Prices for corn and soybeans rocketed 5 percent higher Monday on new dry-weather forecasts that heightened worries the nation's top two crops will experience off years due to a worsening drought.
In other markets, natural gas futures rose to a six-month high and coffee soared.
Dryness concerns sent soybean futures to a 17-month high on the Chicago Board of Trade, while corn rose the maximum allowed under the exchange-imposed trading limit.
Market watchers said a potent combination of weather-related developments powered the rally.
Forecasts for weekend rains in the Midwest, which sent prices sinking last Thursday and Friday, didn't pan out as expected. A nationally televised farm show on Saturday predicted very dry, warm weather for all of May. And earlier calls for rain next weekend evaporated in revised forecasts.

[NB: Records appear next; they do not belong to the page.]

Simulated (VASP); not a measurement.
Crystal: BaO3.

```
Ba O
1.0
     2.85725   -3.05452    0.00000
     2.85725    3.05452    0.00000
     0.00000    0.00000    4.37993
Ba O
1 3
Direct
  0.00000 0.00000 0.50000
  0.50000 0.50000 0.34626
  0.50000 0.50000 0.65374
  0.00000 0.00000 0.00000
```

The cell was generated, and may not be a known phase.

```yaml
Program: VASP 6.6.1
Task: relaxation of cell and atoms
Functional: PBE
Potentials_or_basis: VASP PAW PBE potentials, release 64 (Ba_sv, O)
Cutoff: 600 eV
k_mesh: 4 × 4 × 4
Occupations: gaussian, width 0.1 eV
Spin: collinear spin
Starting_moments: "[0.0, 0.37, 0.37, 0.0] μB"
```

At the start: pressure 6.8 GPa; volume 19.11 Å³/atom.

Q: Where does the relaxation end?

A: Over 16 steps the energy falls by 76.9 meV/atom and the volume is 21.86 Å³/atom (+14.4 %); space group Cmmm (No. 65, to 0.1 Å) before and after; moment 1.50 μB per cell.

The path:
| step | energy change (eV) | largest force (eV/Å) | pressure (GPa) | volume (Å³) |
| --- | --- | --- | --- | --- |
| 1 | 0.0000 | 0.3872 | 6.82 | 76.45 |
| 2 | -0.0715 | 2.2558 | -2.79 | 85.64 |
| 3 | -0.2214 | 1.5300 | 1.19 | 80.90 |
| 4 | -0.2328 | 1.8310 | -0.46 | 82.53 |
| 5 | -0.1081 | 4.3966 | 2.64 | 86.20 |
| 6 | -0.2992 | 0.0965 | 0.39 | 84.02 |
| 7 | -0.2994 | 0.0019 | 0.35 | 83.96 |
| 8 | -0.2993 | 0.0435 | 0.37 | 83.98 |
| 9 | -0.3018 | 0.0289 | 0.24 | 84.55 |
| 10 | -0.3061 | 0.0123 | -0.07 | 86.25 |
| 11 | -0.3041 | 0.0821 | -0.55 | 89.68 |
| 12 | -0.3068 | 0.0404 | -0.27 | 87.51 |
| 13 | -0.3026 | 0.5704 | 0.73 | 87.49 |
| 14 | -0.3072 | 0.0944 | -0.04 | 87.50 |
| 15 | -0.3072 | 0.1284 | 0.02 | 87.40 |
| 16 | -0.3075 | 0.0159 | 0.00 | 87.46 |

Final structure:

All those factors helped spur the unlikely event of a wild drought rally by traders who came to work carrying umbrellas on a rainy Chicago day.
''This is the kind of crop volatility we haven't seen for a long time,'' said Tim Hannagan, grains analyst for Alaron Trading Corp. in Chicago. ''But I think it's going to get worse. With all the talk of the long term being hot and dry and carryover stocks being down, we've got a lot ahead of us.''
The problem of abnormally dry soil conditions is exacerbated because crop planting is way ahead of schedule due to the mild weather. A U.S. Department of Agriculture report released after markets closed showed 49 percent of the nation's corn crop planted as of Sunday, compared with the historical average of 23 percent.
Soybeans also have been planted at more than twice the usual pace - 8 percent, compared with the past average of 3 percent.
Dry May weather means crops will emerge poorly and develop weak root systems, causing shortcomings that even late-spring rains wouldn't be able to offset.
Corn for July delivery rose the limit 12 cents to $2.44 a bushel, while July soybeans rose 28 cents to $5.67 a bushel. Wheat prices were buoyed by the rally despite favorable crop conditions in the winter wheat belt; July wheat rose 10 cents to $2.64 a bushel.
Natural gas prices flowed sharply higher on the New York Mercantile Exchange amid shrinking production and dwindling storage levels. U.S. production declined nearly 3 percent in the first quarter of 2000, according to an industry survey, while storage is down 25 percent from a year ago.
With the approach of summer cooling season, those data have investors nervous.
June natural gas rose 7.5 cents to $3.216 per 1,000 cubic feet after reaching a six-month high of $3.235 - the highest for a front-month contract since Oct. 28, 1999.
Coffee prices jumped amid speculation that major producers who meet next week in London are making progress toward adoption of a retention plan which, as OPEC did in the oil market, would withhold supplies to drive world prices up.
July coffee settled up 5.55 cents at $1.031 a pound after reaching $1.038 on New York's Coffee, Sugar & Cocoa Exchange.